Indian ADRs displayed mixed performance on Thursday, with significant volatility in the IT and banking sectors following recent earnings announcements.

Infosys ADR traded at $18.11, down 0.4 percent after a 3.6 percent drop the previous day triggered by Tata Consultancy Services’ (TCS) weaker-than-expected Q1 FY26 revenue growth.

Wipro ADR fell sharply by 4.5 percent to $2.87, hitting an intraday low after announcing its Q1 FY26 results which disappointed investors with a 3.5 percent to 1.5 percent sequential revenue decline guidance in constant currency terms.

Axis Bank ADR saw a modest decline of approximately 1.2 percent in early U.S. trading, estimated around $64.50, mirroring its Indian stock’s performance, which closed at Rs 1,155.70 (-1.09 percent) on the NSE after its Q1 FY26 results announced on July 17, 2025. Posts on X expressed bearish sentiment, citing heavy slippages, rising NPAs, and low NII growth as key concerns.

In contrast, other banking ADRs performed strongly.

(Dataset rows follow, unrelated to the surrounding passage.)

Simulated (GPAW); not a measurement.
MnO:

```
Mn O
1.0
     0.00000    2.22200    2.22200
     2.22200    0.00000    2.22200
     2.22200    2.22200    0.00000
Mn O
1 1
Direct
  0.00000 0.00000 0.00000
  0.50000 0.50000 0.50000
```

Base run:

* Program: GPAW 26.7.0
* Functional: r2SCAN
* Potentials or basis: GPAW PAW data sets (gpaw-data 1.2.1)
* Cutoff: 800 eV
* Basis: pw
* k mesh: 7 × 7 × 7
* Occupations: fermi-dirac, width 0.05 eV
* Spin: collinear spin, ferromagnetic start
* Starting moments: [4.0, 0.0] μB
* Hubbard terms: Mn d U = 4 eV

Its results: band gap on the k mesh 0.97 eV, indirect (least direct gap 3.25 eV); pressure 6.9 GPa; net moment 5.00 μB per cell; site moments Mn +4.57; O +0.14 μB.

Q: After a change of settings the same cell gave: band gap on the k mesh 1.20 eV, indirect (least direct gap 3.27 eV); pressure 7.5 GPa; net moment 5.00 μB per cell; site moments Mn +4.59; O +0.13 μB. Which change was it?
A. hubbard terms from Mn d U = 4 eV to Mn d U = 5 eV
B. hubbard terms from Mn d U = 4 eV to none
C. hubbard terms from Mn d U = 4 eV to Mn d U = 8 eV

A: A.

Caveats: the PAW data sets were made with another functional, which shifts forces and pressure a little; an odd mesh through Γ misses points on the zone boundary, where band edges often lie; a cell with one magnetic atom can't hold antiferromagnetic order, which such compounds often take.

HDFC Bank rose 1.2 percent to $66.80, and ICICI Bank gained 1.5 percent to $23.85, benefiting from positive sentiment around India’s growing financial sector and expectations of increased consumer spending following strong US retail sales data.

MakeMyTrip advanced 2.1%, driven by optimism in India’s travel and tourism sector.

Additional pressures on the overall performance arose from currency fluctuations (with the Indian rupee at approximately 84.5 to the USD) and fears of U.S. protectionist policies under President Trump, impacting firms reliant on U.S. revenue.